Kernel::PowerSideOfOrientedPowerSphere_3 Concept Reference

Definition

Refines:

AdaptableFunctor (with five arguments)

See also

CGAL::Weighted_point_3<Kernel>

ComputePowerProduct_3 for the definition of power distance.

PowerSideOfBoundedPowerSphere_3

Operations
A model of this concept must provide:
Oriented_side	operator() (const Kernel::Weighted_point_3 &p, const Kernel::Weighted_point_3 &q, const Kernel::Weighted_point_3 &r, const Kernel::Weighted_point_3 &s, const Kernel::Weighted_point_3 &t) const
	Let \( {z(p,q,r,s)}^{(w)}\) be the power sphere of the weighted points \( (p,q,r,s)\). More...

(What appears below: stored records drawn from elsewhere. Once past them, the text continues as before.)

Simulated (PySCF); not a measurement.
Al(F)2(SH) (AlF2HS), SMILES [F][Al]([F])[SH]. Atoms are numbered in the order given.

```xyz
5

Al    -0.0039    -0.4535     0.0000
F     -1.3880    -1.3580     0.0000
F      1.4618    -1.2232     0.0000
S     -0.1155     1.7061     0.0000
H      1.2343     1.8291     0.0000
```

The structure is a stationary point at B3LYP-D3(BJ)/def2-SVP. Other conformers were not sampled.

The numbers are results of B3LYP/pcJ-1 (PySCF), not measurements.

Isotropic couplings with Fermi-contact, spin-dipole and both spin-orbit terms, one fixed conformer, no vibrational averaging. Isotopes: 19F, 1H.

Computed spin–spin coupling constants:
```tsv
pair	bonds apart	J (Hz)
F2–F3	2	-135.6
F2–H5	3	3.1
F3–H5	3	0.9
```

Member Function Documentation

operator()()

Oriented_side Kernel::PowerSideOfOrientedPowerSphere_3::operator()	(	const Kernel::Weighted_point_3 &	p,
		const Kernel::Weighted_point_3 &	q,
		const Kernel::Weighted_point_3 &	r,
		const Kernel::Weighted_point_3 &	s,
		const Kernel::Weighted_point_3 &	t
	)		const

Let \( {z(p,q,r,s)}^{(w)}\) be the power sphere of the weighted points \( (p,q,r,s)\).

Returns

• ON_ORIENTED_BOUNDARY if t is orthogonal to \( {z(p,q,r,s)}^{(w)}\),
• ON_NEGATIVE_SIDE if t lies outside the oriented sphere of center \( z(p,q,r,s)\) and radius \( \sqrt{ w_{z(p,q,r,s)}^2 + w_t^2 }\) (which is equivalent to \( \Pi({t}^{(w)},{z(p,q,r,s)}^{(w)}) > 0 \)),
• ON_POSITIVE_SIDE if t lies inside this oriented sphere.

The order of the points p, q, r and s is important, since it determines the orientation of the implicitly constructed power sphere.

Precondition

p, q, r, s are not coplanar.

If all the points have a weight equal to 0, then power_side_of_oriented_power_sphere_3(p,q,r,s,t) = side_of_oriented_sphere(p,q,r,s,t).